Skip to main content

CNPG Monitoring and Dashboards

ServiceRadar now stores every telemetry signal (events, OTEL logs/metrics/traces, registry tables) inside the CloudNativePG (CNPG) cluster running TimescaleDB. This guide captures the dashboards and SQL checks operators should wire into Grafana or the toolbox so they can confirm ingestion, retention, and pgx pool health without relying on the retired Proton parity checks.

Data Source Setup

Add the CNPG reader as a PostgreSQL data source in Grafana (or any SQL-friendly dashboarding tool):

  1. Host / Port: cnpg-rw.<namespace>.svc.cluster.local:5432 (the RW service from the demo manifests).
  2. Database: telemetry.
  3. User: postgres (or a scoped read-only role).
  4. TLS: enable verify-full with the CA/cert pair that ships in /etc/serviceradar/certs or the cnpg-ca secret.
  5. Connection pooling: set the maximum concurrent connections to something small (≤5) so Grafana dashboards do not starve the application pool.
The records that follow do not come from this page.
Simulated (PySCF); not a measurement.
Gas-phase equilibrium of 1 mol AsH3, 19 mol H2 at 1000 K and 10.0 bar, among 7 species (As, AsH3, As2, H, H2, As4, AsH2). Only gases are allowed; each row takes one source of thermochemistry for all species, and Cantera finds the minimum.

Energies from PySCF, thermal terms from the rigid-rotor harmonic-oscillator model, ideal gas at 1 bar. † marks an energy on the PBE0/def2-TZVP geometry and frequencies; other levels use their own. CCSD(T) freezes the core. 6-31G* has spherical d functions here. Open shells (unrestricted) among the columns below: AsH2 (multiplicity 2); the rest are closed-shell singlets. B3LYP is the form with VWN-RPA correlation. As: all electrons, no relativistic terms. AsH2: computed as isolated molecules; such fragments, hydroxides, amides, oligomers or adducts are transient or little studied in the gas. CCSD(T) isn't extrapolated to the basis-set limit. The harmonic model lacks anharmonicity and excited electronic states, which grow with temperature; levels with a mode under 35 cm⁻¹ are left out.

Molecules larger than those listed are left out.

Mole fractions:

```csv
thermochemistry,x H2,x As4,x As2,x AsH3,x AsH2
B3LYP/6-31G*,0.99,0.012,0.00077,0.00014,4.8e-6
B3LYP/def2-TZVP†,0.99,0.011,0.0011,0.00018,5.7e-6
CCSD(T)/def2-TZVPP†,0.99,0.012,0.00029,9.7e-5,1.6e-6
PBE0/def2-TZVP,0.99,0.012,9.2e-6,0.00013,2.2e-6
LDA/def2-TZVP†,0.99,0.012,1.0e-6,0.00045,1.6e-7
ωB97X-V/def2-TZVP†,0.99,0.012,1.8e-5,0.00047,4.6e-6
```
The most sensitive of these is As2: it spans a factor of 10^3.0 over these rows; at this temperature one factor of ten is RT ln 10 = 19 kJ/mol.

Grafana can query Timescale directly, so each panel below simply executes SQL against the hypertables. If you prefer Prometheus, re-export these queries through the pg_prometheus or pgwatch2 exporters—the SQL is identical.

Ingestion Dashboards

Use the following query to chart OTEL log throughput (works for metrics/traces by swapping the table name):

SELECT
time_bucket('5 minutes', created_at) AS bucket,
COUNT(*) AS rows_ingested
FROM logs
WHERE created_at >= now() - INTERVAL '24 hours'
GROUP BY bucket
ORDER BY bucket;

Create three panels that hit logs, otel_metrics, and otel_traces. Grafana’s stacked bar visualization makes pipeline gaps obvious—missing buckets mean serviceradar-db-event-writer is not keeping up. Keep a single-stat panel that runs SELECT COUNT(*) FROM events WHERE created_at >= now() - INTERVAL '5 minutes'; to power an alert when ingestion drops to zero.

db-event-writer Heatmap

Build a table panel from pg_stat_activity to watch the pgx consumers:

SELECT
wait_event_type,
wait_event,
state,
COUNT(*) AS sessions
FROM pg_stat_activity
WHERE application_name LIKE 'db-writer%'
AND datname = current_database()
GROUP BY 1,2,3
ORDER BY sessions DESC;

Add a companion panel that counts rows_processed log entries via Loki or kubectl logs so operators can compare SQL volume against the application logs the moment a spike appears.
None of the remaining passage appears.